A Debt Of Gratitude

A debt of gratitude to the creators of the web:

January 11, 1998

I have been surfing the web since October of 1995. I was surprised to find the text of an old letter preserved within one of our computers which spoke of this event:

                                         
Dear Paul and Dan,                           October 29,  1995

     Hello!  How are you?  Happy Halloween!  We are having a good
weekend.  For yesterday, the three of us experienced a historic
event. 
     We went up on the Internet!  Yes, our small computer connected
with computers all over the country and in the world.  What an
experience.  Our newspaper is available on line on a program
called StarNet.  This links to the internet, world wide web and
all that stuff.  You read a news article and below are
'footnotes' that  you can click on to read other related items.
Those are the items that originate all over the world.  We
were in Chicago, we were in Turkey, etc.!

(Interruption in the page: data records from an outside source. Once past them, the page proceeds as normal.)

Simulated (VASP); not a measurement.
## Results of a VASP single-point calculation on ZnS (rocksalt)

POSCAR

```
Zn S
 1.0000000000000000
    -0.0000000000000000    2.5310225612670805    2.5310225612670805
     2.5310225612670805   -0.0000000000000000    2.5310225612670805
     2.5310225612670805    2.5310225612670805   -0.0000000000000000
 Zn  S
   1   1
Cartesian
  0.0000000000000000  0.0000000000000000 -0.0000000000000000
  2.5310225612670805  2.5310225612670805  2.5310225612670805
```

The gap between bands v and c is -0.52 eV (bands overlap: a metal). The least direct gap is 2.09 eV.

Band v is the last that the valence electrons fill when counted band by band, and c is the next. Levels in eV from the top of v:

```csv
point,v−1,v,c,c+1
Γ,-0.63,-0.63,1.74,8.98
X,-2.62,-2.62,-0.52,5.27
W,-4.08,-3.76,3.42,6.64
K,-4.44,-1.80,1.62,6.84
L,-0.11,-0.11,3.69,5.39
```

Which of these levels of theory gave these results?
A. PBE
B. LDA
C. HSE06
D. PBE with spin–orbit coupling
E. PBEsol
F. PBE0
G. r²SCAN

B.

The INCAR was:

Since that day, I have never learned who was directly responsible for the net's existence. I had vaguely assumed it was a group of people. But today I have 'met' Tim Berners-Lee:

"Berners-Lee graduated in 1976 with first-class honors in theoretical physics from the Queen's College at the University of Oxford. In 1980, after various software-writing jobs, he spent six months at CERN, the European laboratory for particle physics near Geneva, where he designed a calendar program called Enquire to keep track of his own random associations; it later became the basis for the Web. He returned to CERN in 1984 as a software engineer.

The rest is ancient Web history. Berners-Lee wanted to create a means for far-flung researchers to share one another's data and work easily together. So, in 1990, he wrote specifications for HTML (hypertext markup language), HTTP (hypertext transfer protocol) and the precursor of URL (uniform resource locator). . .

Berners-Lee and his CERN compatriot Robert Cailliau put the free Web software on the Internet in 1991. It didn't take off until 1993, when Marc Andreessen and his colleagues at the University of Illinois, who had seen one of the early Web browsers called ViolaWWW, wrote the now famous Mosaic. Between 1991 and 1994 the number of Web clients grew from about 10 to 100,000."

I discovered this information through following a series of links. Today's Starnet featured an article about the Unitarian Universalist church. At the bottom of the article was a link to the Boston based Unitarian Universalist Association's web site. That site had a link to the Scientific American article Molding the Web, December 1997, which profiled Berners - Lee. They proudly made this link for he discusses his identification with U. U. within the article:

"Berners-Lee says he had a Protestant upbringing but rejected literal Christianity as a teenager because it was incompatible with science. He now describes himself as a Unitarian Universalist. "It tackles the spiritual side of people's lives and of values and of the things you need to live your life, but it doesn't require you to believe six impossible things before breakfast," he says wryly."

The depth of the spirit of the man who now directs the World Wide Web Consortium, ( W3C), which insures cohesivity standards for the Web, is shown:

"No matter how many interviews the seemingly shy Berners-Lee agrees to, no matter how often he is asked to give a "vision" talk, no matter how hard he tries to speak slowly, there is a point at which the 42-year-old British physicist cannot contain his enthusiasm. In his world, the Web can empower people and transform society by allowing everyone self-expression and access to all information.

"The Web can help people to understand the way that others live and love and are human, to understand the humanity of people,"

Berners-Lee expounds, almost tripping over his words.

I cried when I read these words. The man whose vision has made this wondrous thing happen had in mind people like me: people who use the web to give all who care to come and read insights into the reality of their lives. It is part of what I hope we are communicating with our website as a whole. Many write us letters of how they have come to understand the beauty of their own humanity better. "Andrea Galla" wrote:

"Guided by whatever force I came upon your website. And something happened; something so long waited for. I came home. I read - and am still reading - the articles, the poems, the essays. I wonder where you were so long. But then again, there's a time and a reason for everything.

And I cried. Not sorry for that. But it's so astonishing, almost bewildering, an experience to see the pieces fall into place at last, to feel that deep, warm sense of recognition, to silence the urge for rationalization and defence and at the same time see a circle closing...like your rainbow did."

I owe such a debt of gratitude to Berners - Lee, Mark Andreessen and the others like them, who have worked to make just such comings together possible.